Lesotho is a small, mountainous country landlocked by South Africa, with a population of about 2.3 million and a per capita GDP of $1,106.5 in 2024. Classified as a lower middle-income country, it gained independence from Britain in October 1966. Lesotho is a constitutional monarchy with a King as Head of State, and a parliament comprising a Senate and National Assembly. While the King serves as the Head of State, his role is largely ceremonial, with executive powers residing with the government. The current government, in power since November 2022, is led by Prime Minister Samuel Ntsokoane Matekane’s Revolution for Prosperity (RFP) party in coalition with Movement for Economic Change (MEC), Alliance for Democrats (AD), and Basotho Action Party (BAP) parties.
The government extended Lesotho’s Second National Strategic Development Plan (NSPD II) 2018/19–22/23 for another five years until 2027/28. The NSPD II’s four priorities are enhancing inclusive and sustainable economic growth and private sector-led job creation, strengthening human capital, building enabling infrastructure, and strengthening national governance and accountability systems.

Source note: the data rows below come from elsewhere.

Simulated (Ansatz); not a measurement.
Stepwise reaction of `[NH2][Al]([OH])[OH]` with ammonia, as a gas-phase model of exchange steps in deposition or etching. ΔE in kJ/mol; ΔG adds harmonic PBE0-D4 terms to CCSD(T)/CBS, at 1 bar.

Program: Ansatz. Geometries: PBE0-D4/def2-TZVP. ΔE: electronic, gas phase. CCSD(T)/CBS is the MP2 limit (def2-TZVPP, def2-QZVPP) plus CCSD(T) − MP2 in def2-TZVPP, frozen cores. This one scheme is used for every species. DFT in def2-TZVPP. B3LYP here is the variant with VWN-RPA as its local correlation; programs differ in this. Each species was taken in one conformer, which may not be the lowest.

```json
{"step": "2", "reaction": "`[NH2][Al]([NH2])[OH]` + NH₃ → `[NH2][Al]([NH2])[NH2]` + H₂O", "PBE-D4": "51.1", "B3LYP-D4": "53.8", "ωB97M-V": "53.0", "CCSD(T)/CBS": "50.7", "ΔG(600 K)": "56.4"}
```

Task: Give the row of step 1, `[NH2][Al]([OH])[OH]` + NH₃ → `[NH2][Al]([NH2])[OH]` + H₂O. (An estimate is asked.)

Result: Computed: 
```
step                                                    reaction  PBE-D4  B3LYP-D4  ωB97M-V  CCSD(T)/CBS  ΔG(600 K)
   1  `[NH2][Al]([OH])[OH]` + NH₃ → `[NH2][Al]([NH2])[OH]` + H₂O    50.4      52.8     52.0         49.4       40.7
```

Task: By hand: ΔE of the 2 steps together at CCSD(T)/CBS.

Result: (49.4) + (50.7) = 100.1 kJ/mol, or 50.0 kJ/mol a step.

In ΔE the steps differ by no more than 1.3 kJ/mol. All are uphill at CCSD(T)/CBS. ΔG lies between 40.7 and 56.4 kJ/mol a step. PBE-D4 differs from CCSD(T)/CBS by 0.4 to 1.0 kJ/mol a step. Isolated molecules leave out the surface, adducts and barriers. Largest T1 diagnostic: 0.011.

Recent Economic Developments and Outlook
Lesotho’s economy grew by an estimated 2.3 % in 2024, up from 1.8 % in 2023. This increase is explained by construction activities, particularly the Lesotho Highlands Water Project – Phase II (LHWP-II), the Lesotho Lowlands Water Development Project - Phase II (LLDWP-II), and other government capital investment, such as roads. These projects generated positive spillover effects in the local services industry, further supporting economic growth. By contrast, export-oriented sectors like textiles, clothing, and mining underperformed due to weaker foreign demand and lower commodity prices. However, the labor market remains weak, and high unemployment and poverty levels persist.
Headline inflation dropped to 3.6 % in January 2025 from 5.2 % in September 2023, due to lower fuel and food prices and a stronger Rand, which reduced imported inflation. The Central Bank of Lesotho reduced the policy rate by a cumulative 50 basis points from 7.75 % in November 2024 to 7.25 % per annum in February 2025. In 2024, Lesotho reported an exceptionally high fiscal surplus of 8.8 % of GDP driven by increased Southern African Customs Union (SACU) revenues (from 14.4 % in 2022 to 27.8 % of GDP in 2024) and higher water royalties (from 3.7 % in 2022 to 7.2 % of GDP in 2024). The increase in revenues was not accompanied by a concomitant rise in public expenditures due to existing rigidities in capital spending and some restraint in recurrent spending. Authorities also used part of the budget surplus to pay 1.8 % of GDP in arrears but about 0.6 % of GDP remains to be cleared.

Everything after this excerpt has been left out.